Aging workforce and mobile manipulation
In the industrialized world, HR departments have found that Baby Boomers are looking to stay active while no longer doing physical jobs such as packing on the shop floor. Robots can create an environment where the experience of older workers is put to use in supervisory roles, extending their effectiveness and careers.
Mobile manipulation, which combines industrial robots or cobots and autonomous mobile robots (AMRs), could also augment human effectiveness, said Whitton. “If you think of the five stages of human-robot collaboration, the sixth stage is mobile, having collaboration occur anywhere you want it to.”

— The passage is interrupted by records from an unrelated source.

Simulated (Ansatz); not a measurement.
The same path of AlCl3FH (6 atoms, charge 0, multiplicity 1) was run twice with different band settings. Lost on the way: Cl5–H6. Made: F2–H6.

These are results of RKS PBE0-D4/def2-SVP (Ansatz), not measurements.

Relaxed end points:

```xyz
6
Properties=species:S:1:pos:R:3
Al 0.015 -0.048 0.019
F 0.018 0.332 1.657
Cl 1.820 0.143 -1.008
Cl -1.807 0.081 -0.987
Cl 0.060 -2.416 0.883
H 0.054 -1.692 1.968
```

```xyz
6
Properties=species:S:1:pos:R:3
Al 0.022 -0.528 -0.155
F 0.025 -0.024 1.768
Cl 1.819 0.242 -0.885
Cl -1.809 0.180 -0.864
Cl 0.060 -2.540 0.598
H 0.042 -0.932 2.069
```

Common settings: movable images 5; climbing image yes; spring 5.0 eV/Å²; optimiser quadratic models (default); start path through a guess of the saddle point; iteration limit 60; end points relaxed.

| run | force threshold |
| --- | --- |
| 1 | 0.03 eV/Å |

“Mobility is underplayed at the moment. We haven’t yet figured out how to maximize the benefit of mobile platforms,” he said. “It’s not just picking something up and putting it down somewhere else, but carrying the robot from one point to another.”
KUKA’s iiwa cobot is typically mounted on a worktable in manufacturing environments, but it could be useful for order fulfillment when paired with an AMR, Whitton said.
“For bin picking, you’d be able to load a machine directly from a mobile platform and then unload it,” he said. “Instead of linear tracks, you could configure the work area how you wanted, as long as the robot could move and still receive work orders.”
KUKA already has customers for a mobile version of iiwa, and the company is working on a larger mobile platform. A 2-ton payload capacity would be useful, not just for carrying robot arms, but also in manufacturing environments, Whitton said.
Promoting understanding of how robotics can help HR
“I’m a realist and an industrialist. In 2020, I’d like to see a much clearer understanding of how Industry 4.0 and IoT [the Internet of Things] benefit the majority of American industry,” Whitton said. “When I talk to SMEs [small and midsize enterprises], the heartbeat of American manufacturing, they hear at conferences about how robotics can relieve HR pressures.”
“But they’re not really clear on how it applies to them, and what aspects they can use to make things more transparent,” he added. “Automation needs to break it down to, for example, connected devices — what advantages will I get from that? What will I be able to modify?”
“I really hope that when we have this conversation next year, we’ll have a clearer picture about automation and HR that manufacturers will want to use,” concluded Whitton. “Rather than tell people about digital twins and simulation, the industry can make it meaningful for SMEs.”